The Fabulous Baker Boys

Director

Steve Kloves

Starring

  • Michelle Pfeiffer as Susie Diamond
  • Jeff Bridges as Jack Baker
  • Beau Bridges as Frank Baker

An enchanting comedy-drama of music, family and dreams, The Fabulous Baker Boys provides laughs and pathos with a fine trio of central performances by Jeff and Beau Bridges, and especially the lovely Michelle Pfeiffer.

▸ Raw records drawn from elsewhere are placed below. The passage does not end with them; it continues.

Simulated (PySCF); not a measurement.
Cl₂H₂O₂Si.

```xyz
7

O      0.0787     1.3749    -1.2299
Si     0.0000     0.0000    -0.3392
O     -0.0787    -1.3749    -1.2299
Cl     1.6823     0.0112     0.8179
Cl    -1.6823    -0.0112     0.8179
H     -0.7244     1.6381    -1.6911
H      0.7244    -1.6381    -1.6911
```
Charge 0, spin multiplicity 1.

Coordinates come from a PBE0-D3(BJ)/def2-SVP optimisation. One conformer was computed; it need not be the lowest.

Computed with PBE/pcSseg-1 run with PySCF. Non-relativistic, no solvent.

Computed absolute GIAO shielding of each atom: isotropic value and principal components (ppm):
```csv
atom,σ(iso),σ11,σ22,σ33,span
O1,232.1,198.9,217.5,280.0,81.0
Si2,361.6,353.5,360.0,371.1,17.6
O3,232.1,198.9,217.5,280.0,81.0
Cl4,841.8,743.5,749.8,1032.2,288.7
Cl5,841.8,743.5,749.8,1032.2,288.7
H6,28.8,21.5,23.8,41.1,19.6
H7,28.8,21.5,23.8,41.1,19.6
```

Jack and Frank Baker are the eponymous, travelling musical duo; piano playing brothers who perform regularly and are opposites in almost every way. While older brother Frank is the responsible sibling who is always organised, Jack is a sometimes sullen man who has grown tired of their long running act despite being the more talented one. With business slipping and them having to perform in less than glamorous lounges as a second-rate act, both are feeling the strain of what their careers have become. Frank enjoys his music and does it to support his family, while Jacks feels the emptiness of it all. They have the idea to audition a female singer, to breathe some life into their act and hopefully drum up some business. The first few ladies they get are all pretty bad and it looks like the guys will just have to continue their act just the way it is. That is until former escort Susie Diamond walks in to audition, even though she’s an hour age a half late. Gorgeous, witty and with a take no bull honesty, she wins Jack and Frank over when she starts to sing. Now feeling a bit more rejuvenated, the group begins experiencing success with Susie as the star attraction. But with the success comes doubt and frustration, as Frank becomes concerned that Jack is romantically pursuing Susie. He worries that this will jeopardize all of them if everything gets too personal, and sure enough it does. This throws a spanner in the works and as both of them having to deal with dormant feelings of being failures and still trying to go on. While on the road touring, the dynamics of the brothers change as both, along with Susie, have to contend with disillusionment and the wanting for something more in their lives.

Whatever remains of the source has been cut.